“Hire product managers when you want to sell to someone who is not just like you” – hard earned experience by NetApp’s David Hitz. I’ve worked with many tech companies that, sadly for their customers and for their business, don’t want to invest in marketing and product management isn’t even on their radar.
Product Managers keep the product development process focused on the KISS principle. Product Managers tell engineers and programmers things like “we don’t need that one button to do 100 things just because it can”. They keep “The Design of Everyday Things” in mind. They are the wardens of Alan Cooper’s Asylum, in charge of keeping all users sane (and happy) when using your products.
For product management to be effective, you have to give it some teeth. When I first joined Intel, Andy Grove was CEO and Intel was essentially a one product company with Andy as Product Manager. Everybody marched to Andy’s beat. I described it at the time as an ant hill, and I meant it as a compliment. That’s what I call teeth because the company followed the product.
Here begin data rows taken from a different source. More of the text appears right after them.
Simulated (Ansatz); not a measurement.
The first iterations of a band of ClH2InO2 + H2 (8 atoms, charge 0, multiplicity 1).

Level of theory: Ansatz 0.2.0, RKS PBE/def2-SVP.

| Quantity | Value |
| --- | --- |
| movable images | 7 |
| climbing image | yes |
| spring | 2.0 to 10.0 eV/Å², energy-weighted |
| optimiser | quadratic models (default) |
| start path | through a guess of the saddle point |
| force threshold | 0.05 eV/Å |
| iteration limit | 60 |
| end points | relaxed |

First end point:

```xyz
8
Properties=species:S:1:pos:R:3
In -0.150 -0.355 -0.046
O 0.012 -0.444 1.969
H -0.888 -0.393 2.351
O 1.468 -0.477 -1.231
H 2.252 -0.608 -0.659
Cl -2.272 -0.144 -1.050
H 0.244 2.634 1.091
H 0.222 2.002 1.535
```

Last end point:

Don’t defang product management by muddling it up with marketing. Product management needs to be “the hub of many other activities around the product“, not just promotion. As the company and product line grows, effective product managers need to own the product P&L
Product Management gets you well on your way to product excellence. But you also need to rethink the development process. “6 degrees of separation between developers and end-users is 3 too many. It’s hard to keep users happy with that disconnect” (via @dhague ). @jamet123 even counted the steps and sure enough, 6 degrees of separation:
1.Users tell an analyst what they want
2.The analyst writes a requirement document or a high-level specification
3.A technical design gets developed
4.Code gets written to implement this design
5.Testing finds flaws and issues and these get resolved
6.The user gets to try and use the resulting application
There are a whole lot smarter technology options out there now to build or rebuild your systems. Business rules breaks the language barrier between the business and IT. SaaS and web platforms allow for rapid iterations. Think about what’s right and smart for your business, hire those product managers and snuggle up much closer to your customer.